Mamamia recently published an article written by Rebecca Sparrow titled ‘The 4 letter word every woman needs to stop using. And its not what you think.’ The word in questions is ‘Just’. While I agree with the point Rebecca makes I don’t believe it’s a uniquely female challenge. Reading the article I was taken back to a training workshop I facilitated last week during which I shared my observation that too often people diminish their own role or achievements through the use of the word ‘just’.
It saddens me how often when I ask the question “what do you do?” and people respond with “I’m just a ….”. Often their comments are accompanied by visible discomfort and apologetic body language. Contemplate for a moment how often you observe others react this way. Reflect also on how often you don’t feel good enough or fail to have (let alone show) pride in the role you play.
A common example is the fulltime parent who reveals their feelings of inadequacy by responding with “I’m just a Mum/Dad”. Few jobs are more important than raising children and yet I witness this often when talking to other parents at school. My husband Kevin has spent the last 16 years working as our family’s Director of Domestic Affairs. There is no question he has contributed every bit as much to our family’s success as I have by earning an income.
It’s equally common for me to hear people say “I’m just a receptionist”, “I’m just an assistant”, “I’m just a sales guy”, “I just work in the factory”, “I’m just a cleaner” and so the list goes on and on. I think it’s likely that many people feel this way because of their perceptions of what defines success in our society. It seems that many people associate success with the level of their income and position on the supposed “hierarchy of life”.
Can you imagine the horrendous state our world would be in if no one collected garbage? What about a world where no one cleaned our offices, streets, shopping complexes and the many other facilities we use and rely on? Think about how little executives could achieve if they didn’t have team members answering customer phone calls, managing information by filing or scanning documents, entering data into systems, coordinating meetings – and again so the list goes on.
Every role every person plays makes a difference in one way or another. In the world of business we all need to appreciate that a bigger pay cheque, bigger office or bigger job title doesn’t necessarily mean we are better or more important than the next person. Of course the contributions of leaders and other so called ‘senior people’ matter to success; but so too do the roles played by every member of a team.
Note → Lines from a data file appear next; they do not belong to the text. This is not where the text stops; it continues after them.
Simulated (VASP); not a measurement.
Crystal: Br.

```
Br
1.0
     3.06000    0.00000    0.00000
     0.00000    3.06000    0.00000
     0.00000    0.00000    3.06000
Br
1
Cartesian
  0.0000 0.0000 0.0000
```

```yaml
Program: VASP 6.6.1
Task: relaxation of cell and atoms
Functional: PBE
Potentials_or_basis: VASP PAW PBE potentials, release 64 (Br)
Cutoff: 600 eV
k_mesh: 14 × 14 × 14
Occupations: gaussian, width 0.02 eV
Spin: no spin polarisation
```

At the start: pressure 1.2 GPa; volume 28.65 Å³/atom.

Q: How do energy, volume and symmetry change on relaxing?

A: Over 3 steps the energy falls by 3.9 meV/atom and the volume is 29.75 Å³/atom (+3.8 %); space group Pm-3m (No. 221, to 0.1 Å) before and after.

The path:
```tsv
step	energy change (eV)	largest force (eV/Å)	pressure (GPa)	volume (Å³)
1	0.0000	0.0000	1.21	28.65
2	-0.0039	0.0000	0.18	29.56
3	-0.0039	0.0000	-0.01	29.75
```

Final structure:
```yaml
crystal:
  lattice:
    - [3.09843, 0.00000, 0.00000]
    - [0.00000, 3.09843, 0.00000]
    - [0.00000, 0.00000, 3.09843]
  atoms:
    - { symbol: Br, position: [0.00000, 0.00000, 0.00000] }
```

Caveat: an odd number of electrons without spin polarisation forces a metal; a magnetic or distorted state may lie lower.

I’m tired of people feeling inadequate and I’m tired of those who contribute to them feeling that way. As I’ve shared in many blogs before, yes we have the power to choose how we feel, but that can be awfully hard when people around us fail to show respect. We all need to do our part to help people feel the sense of personal value they deserve.
Notice what people do and show them you appreciate what they contribute. Encourage those who undervalue their own role to have self-respect and appreciate the value that they add. In my second book The People Managers Toolkit, I share that as a leader it’s critical that your approach to managing performance helps people understand and take pride in the role the play in creating the success of your team and business.